Computers are a hierarchy of speeds and bandwidth, and a balance and trade-offs among the storage tiers.
The processor is fastest (but processor storage is also most expensive and is smallest), the processor cache fast, main memory less fast, main storage on an SSD on a fast connection very speedy, main storage on an SSD on a less-speedy interconnect less speedy, out to hard disk storage (big, cheap, slow) or remote storage slowest.
Interestingly, it can be faster to fetch data from a remote server than fetching from the slower sorts of local storage.
Now…
Trying to map performance and a memory capacity comparison across a different system design can be precarious.
Lots of main memory (RAM) is great when external storage is slower, as you can cache the data from the slow storage in the faster (RAM) storage.
But if your main storage is faster, you need less of it and can use main SSD cheaper storage, as you’re not waiting as much for main SSD storage.
Conversely, if your main storage is a hard disk, you want lots of memory (RAM) to try to mask the (lack of) performance of your storage.

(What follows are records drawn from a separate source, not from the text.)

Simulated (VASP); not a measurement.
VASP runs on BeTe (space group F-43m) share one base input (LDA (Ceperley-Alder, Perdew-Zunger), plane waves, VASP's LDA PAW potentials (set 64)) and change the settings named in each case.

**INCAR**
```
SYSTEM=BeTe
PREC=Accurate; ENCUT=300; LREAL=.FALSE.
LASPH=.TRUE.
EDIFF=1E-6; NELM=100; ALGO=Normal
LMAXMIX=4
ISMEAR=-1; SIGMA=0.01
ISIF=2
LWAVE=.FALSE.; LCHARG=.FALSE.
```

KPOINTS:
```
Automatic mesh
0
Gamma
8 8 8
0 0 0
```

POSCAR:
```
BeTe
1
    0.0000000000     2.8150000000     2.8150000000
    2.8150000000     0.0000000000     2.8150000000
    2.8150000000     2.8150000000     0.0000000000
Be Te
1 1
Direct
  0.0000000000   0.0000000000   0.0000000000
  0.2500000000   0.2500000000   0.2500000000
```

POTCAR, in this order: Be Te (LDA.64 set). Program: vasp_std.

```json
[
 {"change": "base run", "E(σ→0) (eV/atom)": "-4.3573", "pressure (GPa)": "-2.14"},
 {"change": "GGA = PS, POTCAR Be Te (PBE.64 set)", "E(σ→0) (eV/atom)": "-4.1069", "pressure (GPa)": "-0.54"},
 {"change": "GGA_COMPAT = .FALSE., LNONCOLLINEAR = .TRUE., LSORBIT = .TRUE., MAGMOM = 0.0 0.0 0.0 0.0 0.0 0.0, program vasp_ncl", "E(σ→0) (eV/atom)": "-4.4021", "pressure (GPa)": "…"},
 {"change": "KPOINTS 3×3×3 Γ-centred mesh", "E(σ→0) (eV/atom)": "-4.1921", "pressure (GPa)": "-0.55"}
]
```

Apple M1 moves the memory closer and faster, and with a very fast SSD connection. Which makes the cache and main memory and main storage trade-offs a little different from those of a computer based on an Intel processor design.
Get 16 GB. Get more storage than you might think you need too, if you plan to keep this for (say) five to seven years. Neither of these can be upgraded. And ~nothing with macOS or Xcode or apps is getting smaller.